Wednesday, May 05, 2010

Hercules Ladies

There are stray accounts of ladies indulging in the 'ancient, manly game' of curling from the second decade of the nineteenth century, but it was not until the century’s end that ladies so far threw away their femininity as to form themselves into curling clubs.

It is perhaps not surprising that the first of these were 'sister clubs', as it were, of well-established men’s clubs. Boghead Loch at Bathgate had been the scene of much curling throughout the century. It was an important centre for the curlers of West Lothian. Similarly, Hercules CC at Elie in Fife was a hotbed of the game, conveniently situated close to Kilconquhar Loch. And so, Hercules Ladies and Boghead Ladies Curling Clubs were the first to be admitted members of the Royal Club in 1895. Balyarrow Ladies (Fife) followed in 1898, and Cambo Ladies (also Fife) in 1899.

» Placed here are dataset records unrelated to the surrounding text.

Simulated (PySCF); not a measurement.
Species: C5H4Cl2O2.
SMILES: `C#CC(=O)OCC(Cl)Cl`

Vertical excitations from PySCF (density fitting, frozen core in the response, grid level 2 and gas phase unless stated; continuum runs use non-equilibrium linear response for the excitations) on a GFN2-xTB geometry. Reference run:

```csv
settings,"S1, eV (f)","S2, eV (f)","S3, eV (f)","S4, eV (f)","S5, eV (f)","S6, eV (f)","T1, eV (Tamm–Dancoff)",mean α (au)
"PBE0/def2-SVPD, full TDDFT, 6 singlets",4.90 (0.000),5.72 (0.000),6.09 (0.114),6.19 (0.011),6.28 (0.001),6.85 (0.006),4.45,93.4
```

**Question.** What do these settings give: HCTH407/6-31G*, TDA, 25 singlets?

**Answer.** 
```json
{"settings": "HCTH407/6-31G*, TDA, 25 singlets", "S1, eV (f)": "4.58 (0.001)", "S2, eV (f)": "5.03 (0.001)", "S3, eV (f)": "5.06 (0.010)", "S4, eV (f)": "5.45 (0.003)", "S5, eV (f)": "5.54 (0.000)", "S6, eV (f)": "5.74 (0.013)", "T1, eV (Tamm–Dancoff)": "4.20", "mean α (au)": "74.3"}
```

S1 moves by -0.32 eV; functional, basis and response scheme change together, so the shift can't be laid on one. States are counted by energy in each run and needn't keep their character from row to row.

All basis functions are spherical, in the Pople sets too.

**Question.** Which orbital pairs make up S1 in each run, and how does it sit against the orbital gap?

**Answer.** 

The first newspaper reports of the activities of any of these clubs which I have come upon are in The Glasgow Herald of February 6, 1899. Two Balyarrow rinks had taken to the ice on a private pond at Edenfield, beside Springfield in Fife; and Hercules Ladies took on Montrave at Montrave. The report was factual, and brief, and made nothing at all of the new phenomenon of ladies curling.

So quickly and well established did the ladies from Elie become that the opening on October 12, 1899, of a new club house for the Hercules ladies as well as the Hercules gentlemen was reported in the Annual for 1899-1900.

“The house is in two divisions, one for each club. The gentlemen’s house… is fitted up with tables, chairs, and an excellent stove, the gift of Captain Scott-Davidson, while the curling stones are ingeniously boxed in what serves as a seat all round the house. The ladies’ house…is provided with cloak-room and lavatory, and is handsomely furnished with cushioned seats and curtains, while the stones are placed under the seats as in the gentlemen’s house. Here also there is a large, handsome stove, the gift of General Morgan, Elie.

After the formal business of the opening of both houses the lady curlers and the gentlemen curlers took tea together. The curlers then arranged themselves outside the house so that photographs of the ladies and their part of the new house, and the same for the men and theirs, could be taken.

The fashion for ladies’ clubs looked as if it might catch on: in addition to those already mentioned Boarhills Ladies (Fife) was instituted and joined the Royal Club in 1902, but thereafter the movement appears to have fizzled out. By 1930 the only two ladies’ clubs to appear in the Annual were Hercules Ladies’ and Edinburgh Ladies, formed in 1912 but not joining the Royal Club until 1924.

David B Smith.

The illustration is of Hercules Ladies outside their new curling house. The photograph originally appeared in the RCCC Annual for 1899-1900.

1 comment:

Anonymous said...

It's an OFF TOPIC question, sorry.
Hi I'm a Brazilian newbie enthusiastic fan of curling ! I'd really like to know the origin of the term "hammer".